Witness the recent Cornell University announcement of a self-replicating robot. The robot consists of a vertical stack of four four-inch cubes that are held together magnetically. Each cube has identical machinery and a computer program that allows for replication. The magnets within each cube allow it to attach and detach from others, and each cube can "bend" along its diagonal, allowing the stack to reach down to the table and pick up another module.
A robot in this case is made up of four cubes linked together; one robot can assemble an identical robot when fed the ingredient cubes by researchers. Its two most limiting factors are that it secures its electric power from the table upon which it replicates and that it must be fed already-assembled modules by the experimenters. The Cornell replicating robot is of a low order, but clearly we are moving in the direction of higher forms of replication, and this is a big step.
The groundwork of replicating automata traces in large part to the seminal paper by John von Neumann, "The Theory of Self-Reproducing Automata," which describes his 1950 Universal Constructor. Almost all replication studies and experiments build on von Neumann's shoulders -- as do present-day computers. His Universal Constructor work envisions a machine capable of building any other machine as long as it is able to access its description.
The machine theoretically consists of a memory tape that holds the description, a constructor that can read the tape and interpret it, and an arm that is under the direction of the constructor and builds the replicated machine. It is a clear extension of the Turing Machine, which Alan Turing conceived in the late 1930s.

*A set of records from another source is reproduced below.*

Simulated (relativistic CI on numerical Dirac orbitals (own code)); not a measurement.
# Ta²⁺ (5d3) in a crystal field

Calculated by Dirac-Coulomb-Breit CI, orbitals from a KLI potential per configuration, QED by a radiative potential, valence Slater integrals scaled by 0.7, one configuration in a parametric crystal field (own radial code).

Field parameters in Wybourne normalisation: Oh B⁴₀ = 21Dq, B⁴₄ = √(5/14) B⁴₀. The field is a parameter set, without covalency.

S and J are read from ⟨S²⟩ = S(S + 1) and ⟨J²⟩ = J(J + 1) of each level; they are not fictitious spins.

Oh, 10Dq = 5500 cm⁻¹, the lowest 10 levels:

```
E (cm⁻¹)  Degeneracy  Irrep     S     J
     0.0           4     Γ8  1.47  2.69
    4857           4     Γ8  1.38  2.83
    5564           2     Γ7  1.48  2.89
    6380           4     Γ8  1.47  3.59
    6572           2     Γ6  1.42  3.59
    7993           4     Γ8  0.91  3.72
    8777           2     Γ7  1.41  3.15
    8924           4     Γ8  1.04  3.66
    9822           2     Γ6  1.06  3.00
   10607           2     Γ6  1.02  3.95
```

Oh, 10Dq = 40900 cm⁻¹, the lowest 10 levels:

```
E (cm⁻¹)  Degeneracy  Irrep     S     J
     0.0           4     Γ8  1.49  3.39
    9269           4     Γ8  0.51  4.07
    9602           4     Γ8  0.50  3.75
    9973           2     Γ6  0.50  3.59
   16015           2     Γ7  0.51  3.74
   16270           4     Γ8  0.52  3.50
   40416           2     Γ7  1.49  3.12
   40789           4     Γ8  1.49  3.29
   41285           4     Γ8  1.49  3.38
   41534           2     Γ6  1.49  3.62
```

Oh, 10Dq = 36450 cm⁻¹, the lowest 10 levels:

Decades later, the Cornell scientists and others have taken up von Neumann's trail of crumbs leading to artificial replication. A group referring to itself as BioWall has confronted the huge problem resident in von Neumann's cellular automaton -- a prodigious memory requirement -- and settled for a reduced set of elements in building a hardware model of one "organ" of von Neumann's machine. This is no small feat.
Another legatee of this kind of vision is Chris Langton, who investigates artificial life. His unusual work and perspective are reviewed rather extensively in Kevin Kelly's book Out of Control. This book is a good source for those who wish to get started in this direction.
Is it possible for us to conceive of a time, not so distant, when products are replicated rather than manufactured? That is to say, products planned and designed to reproduce themselves? The thought is both numbing and to a degree shocking. It wrenches our traditional thinking to allow such a notion to have a chance.
What do you mean "fly"? Robots on Mars; are you kidding? Thousands of songs in a tiny little box; you must be mad! The next time we are presented with such supposed improbability, we might want to step back and take another look. Could an iPod make itself? Can we make the leap into the unknown and accept the idea that this is in our future?